Weekly Update
So far minimal damage to stocks from government shutdown
The partial government shutdown that began last Tuesday has had little impact on stocks so far. The Dow Jones Industrials Average, which represents 30-large companies, fell 1.2% last week. But the broader S&P 500 Index, made up of 500 larger firms, fell a scant 1.25 points to 1690.50, or just 0.1% last week.
Historically, stocks have done a fairly decent job weathering any storms clouds blown in by the uncertainty that surrounds a cessation of non-essential government services. This week we wanted to break down each of the 17 government shutdowns since 1976 and highlight the performance of the S&P 500 Index during the closure as well has how the index behaved one-year later.
As you can see from the chart below, the uncertainty generated by lengthier closures had a more pronounced impact, but nothing that might be considered extraordinary. The most recent shutdown in the mid-1990s (technically two events) saw the market rise, while a 4.4% decline registered in 1979 was the weakest showing. In most cases, stocks performed admirably within one year. One cautionary note: an extended government shutdown could create a temporary but modest drag on a recovery that has been weak by historical standards.

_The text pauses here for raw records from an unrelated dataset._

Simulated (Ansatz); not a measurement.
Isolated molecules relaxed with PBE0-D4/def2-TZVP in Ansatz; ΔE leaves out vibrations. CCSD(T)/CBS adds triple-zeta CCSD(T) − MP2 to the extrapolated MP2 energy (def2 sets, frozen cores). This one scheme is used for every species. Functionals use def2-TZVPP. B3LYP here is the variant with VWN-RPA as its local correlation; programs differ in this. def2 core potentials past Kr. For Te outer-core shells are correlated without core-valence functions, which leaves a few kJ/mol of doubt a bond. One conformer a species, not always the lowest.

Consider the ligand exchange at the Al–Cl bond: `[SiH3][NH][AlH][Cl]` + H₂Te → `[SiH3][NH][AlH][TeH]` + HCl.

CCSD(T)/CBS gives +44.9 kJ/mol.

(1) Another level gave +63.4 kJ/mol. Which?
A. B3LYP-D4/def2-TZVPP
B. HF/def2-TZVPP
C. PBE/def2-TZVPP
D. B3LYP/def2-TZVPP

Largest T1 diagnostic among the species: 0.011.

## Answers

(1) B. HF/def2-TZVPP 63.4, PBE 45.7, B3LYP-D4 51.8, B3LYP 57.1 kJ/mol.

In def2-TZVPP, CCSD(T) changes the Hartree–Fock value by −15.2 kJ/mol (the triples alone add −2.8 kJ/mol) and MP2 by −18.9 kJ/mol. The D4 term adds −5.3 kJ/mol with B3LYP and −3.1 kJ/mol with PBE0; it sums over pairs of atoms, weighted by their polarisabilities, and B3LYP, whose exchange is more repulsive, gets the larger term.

S&P 500 performance during/after govt shutdowns
Date of Govt Shutdowns | Length |
During |
1-Year Later |
Sep 30 to Oct 11, 1976 | 10 days |
-3.4% |
-5.8% |
Sep 30 to Oct 13, 1977 | 12 days |
-3.2% |
+12.2% |
Oct 31 to Nov 9, 1977 | 8 days |
+0.7% |
+1.6% |
Nov 30 to Dec 9, 1977 | 8 days |
-1.2% |
+3.2% |
Sep 30 to Oct 18, 1978 | 17 days |
-2.0% |
+2.9% |
Sep 30 to Oct 12, 1979 | 11 days |
-4.4% |
+24.7% |
Nov 20 to Nov 23, 1981 | 2 days |
-0.1% |
+10.4% |
Sep 30 to Oct 2, 1982 | 1 day |
— |
+36.2% |
Dec 17 to Dec 21, 1982 | 3 days |
+0.8% |
+16.9% |
Nov 10 to Nov 14, 1983 | 3 days |
+1.3% |
-0.4% |
Sep 30 to Oct 3, 1984 | 2 days |
-2.2% |
+13.3% |
Oct 3 to Oct 5, 1984 | 1 day |
— |
+12.6% |
Oct 16 to Oct 18, 1986 | 1 day |
— |
+18.4%* |
Dec 18 to Dec 20, 1987 | 1 day |
— |
+16.9% |
Oct 5 to Oct 9, 1990 | 3 days |
-2.1% |
+24.8% |
Nov 13 to Nov 19, 1995 | 5 days |
+1.3% |
+22.9% |
Dec 5, 1995 to Jan 6, 1996 | 21 days |
-0.2% / 4.1%** |
+21.3% |
Data Source: NBC, St. Louis Federal Reserve
*The market declined 4.7% year-over-year if the next days’ data points are used; the stock market crash of 1987 occurred on Oct, 19, 1987, eliminating the year-over-year advance
**Nov 13, 1995 – Jan 6, 1996 performance, as the last govt closure is generally viewed as one event
Note: The chart above is for informational purposes only. It is not a solicitation to buy, sell, or hold stocks. Each event occurred amid its own unique set of circumstances. Past performance is no guarantee of future results.
This time around, the possibility of breaching the debt ceiling adds an unwanted wrinkle.
Before discussing the possible impact of a failure to raise the debt ceiling, a quick explanation of the two separate events is in order.
The partial government shutdown occurred amid the failure to authorize funding for non-essential services in the new fiscal year that began Oct. 1.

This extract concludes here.